This crybaby mentality of seeing themselves as victims is their only legacy; the only quality they have bequeathed to future generations, their zealous followers and Kenyans in general, who also see no need in following the law when the country’s leadership is not doing so.

Also, victimhood has been weaponised, and people see injustice being committed against them even when they have broken the law or wronged the society.

This is how corruption has become a legal tender in Kenya, and permeated all sectors of the economy.

That is why boda boda riders take the law into their own hands as they believe that they will not get justice because of their wrong notion that they are poor, and will not be given a hearing since they cannot bribe.

Their minds have been corrupted that they are being persecuted; that they are victims of the wealthy who want them poor and easy to oppress.

Sadly, the politicians who drive such a narrative use them as plank to elective positions.

They promise to make the lives of the boda boda riders better, yet not only fail to keep the promises, but engage in activities that run down the economy and only entrench suffering.

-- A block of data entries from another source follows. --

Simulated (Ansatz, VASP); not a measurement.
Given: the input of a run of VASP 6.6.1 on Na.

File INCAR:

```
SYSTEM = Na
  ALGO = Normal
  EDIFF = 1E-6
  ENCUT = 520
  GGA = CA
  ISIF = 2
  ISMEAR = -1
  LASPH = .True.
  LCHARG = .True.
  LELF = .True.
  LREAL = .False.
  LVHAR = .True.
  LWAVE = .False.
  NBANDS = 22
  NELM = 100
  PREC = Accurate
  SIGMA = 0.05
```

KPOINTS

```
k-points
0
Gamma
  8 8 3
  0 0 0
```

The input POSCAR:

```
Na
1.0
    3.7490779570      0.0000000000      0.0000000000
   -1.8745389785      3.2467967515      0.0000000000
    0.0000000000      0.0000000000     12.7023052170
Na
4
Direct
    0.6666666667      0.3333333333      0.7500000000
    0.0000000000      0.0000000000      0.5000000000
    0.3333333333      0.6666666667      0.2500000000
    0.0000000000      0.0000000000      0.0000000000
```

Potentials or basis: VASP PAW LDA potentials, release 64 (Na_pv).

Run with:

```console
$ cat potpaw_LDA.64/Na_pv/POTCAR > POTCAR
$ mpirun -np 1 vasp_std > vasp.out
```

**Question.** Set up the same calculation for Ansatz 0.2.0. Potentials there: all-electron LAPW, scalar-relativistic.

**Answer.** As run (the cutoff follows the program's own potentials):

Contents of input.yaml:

Of course, boda boda riders should have the right of way like other road users, but they believe that they own the road, and anyone else who wants to use it, is looking down upon them and must be punished.

The good thing about our collective impunity, and that almost rhymes with stupidity, is that we are the ones with the power to bring change. As long as we keep glorifying and weaponising poverty and worshiping corruption and seeing ourselves as victims, we will never know peace.